Popular pledge: Democratic presidential hopeful Bernie Sanders has widened his lead on Hillary Clinton thanks to crowd-pleasing promises to break up big banks, but the plan is described as “dangerous” and could trigger another financial crisis (Photograph by John Minchillo/AP)

Bernie Sanders has been advancing in the Democratic presidential polls. He and Hillary Clinton are in a statistical tie in Iowa. The Vermont senator has also widened his lead in New Hampshire.

The Sanders surge comes on the heels of a January 5 speech in which he reiterated his crowd-pleasing pledge to break up the big banks.

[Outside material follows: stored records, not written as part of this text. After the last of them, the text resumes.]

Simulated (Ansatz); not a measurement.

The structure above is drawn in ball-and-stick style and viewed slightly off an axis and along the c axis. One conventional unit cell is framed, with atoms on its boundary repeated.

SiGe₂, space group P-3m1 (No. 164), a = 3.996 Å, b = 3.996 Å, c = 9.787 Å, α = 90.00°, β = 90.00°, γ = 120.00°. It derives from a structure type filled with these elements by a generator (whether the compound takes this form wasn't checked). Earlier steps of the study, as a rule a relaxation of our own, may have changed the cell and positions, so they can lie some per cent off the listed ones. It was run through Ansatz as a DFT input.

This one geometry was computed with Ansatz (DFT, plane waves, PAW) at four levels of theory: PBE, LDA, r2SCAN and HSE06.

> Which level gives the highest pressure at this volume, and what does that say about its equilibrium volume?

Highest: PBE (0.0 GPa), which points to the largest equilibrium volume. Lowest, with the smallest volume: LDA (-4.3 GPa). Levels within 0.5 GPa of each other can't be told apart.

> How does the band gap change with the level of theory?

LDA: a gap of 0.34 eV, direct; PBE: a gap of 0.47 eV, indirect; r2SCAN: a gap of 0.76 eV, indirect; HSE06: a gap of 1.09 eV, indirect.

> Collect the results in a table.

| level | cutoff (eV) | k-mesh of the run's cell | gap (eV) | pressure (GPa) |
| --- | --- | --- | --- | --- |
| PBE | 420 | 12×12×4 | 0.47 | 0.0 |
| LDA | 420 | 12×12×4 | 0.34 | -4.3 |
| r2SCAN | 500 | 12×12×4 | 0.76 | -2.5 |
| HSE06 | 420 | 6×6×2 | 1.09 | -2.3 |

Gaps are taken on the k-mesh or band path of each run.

Supporters roared with approval when he said that “fraud is the business model of Wall Street” and that “Congress doesn’t regulate Wall Street — Wall Street regulates Congress”.

It’s easy to understand why they cheered. Banks have been in bad odour since irresponsible lending and high-risk practices helped to crash the world economy in 2008. Breaking them up seems a simple way to cut them down to size.

But do not be fooled. The legal, political and technical complications of breaking up banks, and the economic and financial risks of such an effort, make it dangerous and unworkable. Here are five reasons why:

1, Sanders’s analysis of what happened in the run-up to 2008 is wrong. To him, repealing parts of the 1933 Glass-Steagall Act in Bill Clinton’s administration invited the debacle.

True, when commercial and investment banking were allowed under one roof, American banks got bigger and began peddling hedge funds, derivatives, insurance and real estate alongside plain old savings and checking accounts.

But blaming the law’s repeal misses the point. Most of the worst actors were smaller investment banks such as Lehman Brothers and Bear Stearns, or commercial banks such as Washington Mutual and Wachovia. Glass-Steagall would not have stopped them from overindulging in risky mortgages. And as the 1980s savings-and-loan crisis showed, small banks can wreak havoc, too.

2, The Federal Reserve and other regulators already have the authority to do what Sanders wants. Section 121 of the 2005 Dodd-Frank financial-reform law gives regulators enormous powers to seize and liquidate a firm that threatens the stability of the broader system.

If regulators believed a large bank posed a grave threat to the United States economy, they would have invoked those powers by now. The reason they have not is that Dodd-Frank provides less drastic tools to make banks safer.

Already under Dodd-Frank, the big banks have had to end trading done for their own profit and lay off armies of traders; sell hedge funds, commodities units and other forbidden subsidiaries; add hundreds of billions more in shareholder equity to absorb potential losses; process derivatives trades through central clearinghouses; and prepare road maps to their own liquidation if they become financially shaky. All this has made the big banks less risky.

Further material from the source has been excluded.